We have written about the case of Novosibirsk artist Artem Loskutov and the international solidarity campaign it provoked on several occasions. On March 18, a court in Novosibirsk found Artem guilty of possession of narcotics and sentenced him to pay a fine of 20,000 rubles (approximately 500 euros). This might be construed as a victory of sorts because the prosecutor had asked for a one-year suspended sentence and one year of probation, and the judge threw out another charge (purchase of narcotics). On the other hand, it is not a victory in that the court rejected the substantial claims by Artem and his defenders that the local “anti-extremist” police had framed him in revenge for his role in the annual Monstrations in Novosibirsk. In fact, the judge got straight to the heart of what is wrong with the criminal justice system in Russia (and elsewhere, it has to be admitted) by declaring that Artem’s testimony was false because it didn’t gibe with the testimony given by the cops. No wonder that the conviction rate in Russia is way over ninety percent: the cops are never wrong (even as they continue to sow murder and mayhem with alarming frequency).

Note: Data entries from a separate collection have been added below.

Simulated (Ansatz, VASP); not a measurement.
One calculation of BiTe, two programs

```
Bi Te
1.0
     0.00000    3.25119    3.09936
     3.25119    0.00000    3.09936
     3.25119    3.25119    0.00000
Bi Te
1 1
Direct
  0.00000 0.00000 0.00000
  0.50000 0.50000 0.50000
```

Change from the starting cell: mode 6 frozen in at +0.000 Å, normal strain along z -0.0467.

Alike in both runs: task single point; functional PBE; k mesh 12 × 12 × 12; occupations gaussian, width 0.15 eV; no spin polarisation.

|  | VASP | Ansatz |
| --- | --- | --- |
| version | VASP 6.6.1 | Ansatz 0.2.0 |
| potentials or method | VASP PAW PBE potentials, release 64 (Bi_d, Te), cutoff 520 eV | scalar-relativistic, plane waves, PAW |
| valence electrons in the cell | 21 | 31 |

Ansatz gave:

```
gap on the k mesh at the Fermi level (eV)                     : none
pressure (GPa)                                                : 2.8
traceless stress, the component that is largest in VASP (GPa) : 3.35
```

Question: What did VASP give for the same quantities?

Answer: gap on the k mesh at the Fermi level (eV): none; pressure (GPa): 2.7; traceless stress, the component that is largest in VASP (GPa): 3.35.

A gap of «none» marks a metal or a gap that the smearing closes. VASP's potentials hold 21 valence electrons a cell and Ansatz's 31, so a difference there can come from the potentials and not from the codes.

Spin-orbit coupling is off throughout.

Artem and his lawyer intend to appeal the decision. As does, apparently, the prosecutor, who claimed to be unhappy with the sentence. (And since the principle of double jeopardy does not apply in Russian law, he can appeal for a harsher sentence.)
You can contribute to Artem’s defense fund through his WebMoney account: R371097971630. You can also help Artem by publicizing his case and sending protest letters to the Russian authorities. There is no doubt in our minds that the spirited campaign that erupted throughout Russia and around the world after his arrest in May 2009 made a huge difference in determining even last week’s (somewhat disappointing) outcome.
On March 15, Artem made a closing statement in his trial. He recorded and transcribed the statement, and posted it on the Kiss My Babushka website. We have translated excerpts from this remarkable text, below, along with excerpts from an interview Artem gave to Radio Svodoba the same day.
I will not touch on the legal aspects of the prosecution’s case because in his closing remarks my lawyer has already demonstrated the utter groundlessness of this case, and I am in agreement with all the points of his defense.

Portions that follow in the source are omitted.